March 6, 2008
At about 11pm there was a rap on our door.
“Hello, girls!”
It was Mr. Vardakas—in blue pajamas.
“I saw your light on, so I come up! I looked in the window and saw you weren’t sleeping, so I knock!” he says grinning enthusiastically.
The window he is referring to is right above my bed. It takes all of my willpower not to look at Huong. The image of Mr. Vardakas peering in at us while we were sleeping was comical enough, but I might just burst into laughter at the look of horror that was surely crossing her face.
He had given us food earlier that day and it was surprisingly good. A homemade version of spanakopita and then a shrimp risotto of sorts. Tomorrow he said he wanted to make us another dish.
He looked around the room and began to tell us about all the improvements he had made to it over the years. How he and his ex-wife had lived in the hut when they were first married. His eyes rested momentarily on his most recent contribution to the hut—my bed.
“You know,” he began, “one day I was on my boat—out at sea. There were no fish, but I see this log on the water…And, well, no one was around, so I stopped and pulled it up.” He pauses to laugh as he remembers and continues, “So then, when you came, I said, ‘Whatta I'm gonna do?’ and I thought, I make a bed with this log.”
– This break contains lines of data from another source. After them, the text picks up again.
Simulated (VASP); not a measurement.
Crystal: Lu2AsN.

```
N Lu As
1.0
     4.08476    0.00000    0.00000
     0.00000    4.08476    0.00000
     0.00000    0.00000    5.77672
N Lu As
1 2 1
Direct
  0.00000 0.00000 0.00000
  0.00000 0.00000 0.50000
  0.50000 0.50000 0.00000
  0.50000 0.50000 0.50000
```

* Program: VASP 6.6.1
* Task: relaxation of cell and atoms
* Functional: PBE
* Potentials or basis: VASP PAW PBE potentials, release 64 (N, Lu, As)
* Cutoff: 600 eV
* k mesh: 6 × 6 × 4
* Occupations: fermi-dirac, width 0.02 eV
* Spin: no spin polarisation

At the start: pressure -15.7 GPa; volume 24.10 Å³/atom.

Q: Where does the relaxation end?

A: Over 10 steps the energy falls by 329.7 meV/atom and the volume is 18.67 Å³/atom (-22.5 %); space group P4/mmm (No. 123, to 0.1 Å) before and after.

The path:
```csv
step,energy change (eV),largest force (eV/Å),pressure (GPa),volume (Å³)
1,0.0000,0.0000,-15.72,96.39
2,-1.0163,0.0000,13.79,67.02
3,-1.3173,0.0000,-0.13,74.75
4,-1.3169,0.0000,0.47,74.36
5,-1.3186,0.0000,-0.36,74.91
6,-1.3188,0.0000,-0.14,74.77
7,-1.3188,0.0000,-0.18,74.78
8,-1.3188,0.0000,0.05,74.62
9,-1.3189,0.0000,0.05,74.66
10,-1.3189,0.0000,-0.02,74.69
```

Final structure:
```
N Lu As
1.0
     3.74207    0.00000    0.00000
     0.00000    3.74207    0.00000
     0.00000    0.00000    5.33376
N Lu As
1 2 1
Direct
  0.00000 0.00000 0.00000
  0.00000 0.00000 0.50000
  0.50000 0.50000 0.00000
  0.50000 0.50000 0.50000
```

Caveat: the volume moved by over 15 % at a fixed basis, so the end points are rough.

“This?” I asked, pointing to the bed I was sitting on. “You made this out of a log you pulled from the sea?”
“Yeah,” he said shrugging nonchalantly, “sometimes freighters/Russian ships pass by, things fall off… Well girls, sweet dreams!”
With that, him and his blue PJs shuffled out of the of hut and back downstairs. Kind of nice, I thought to myself, being carried off to sleep every night on a piece of old driftwood.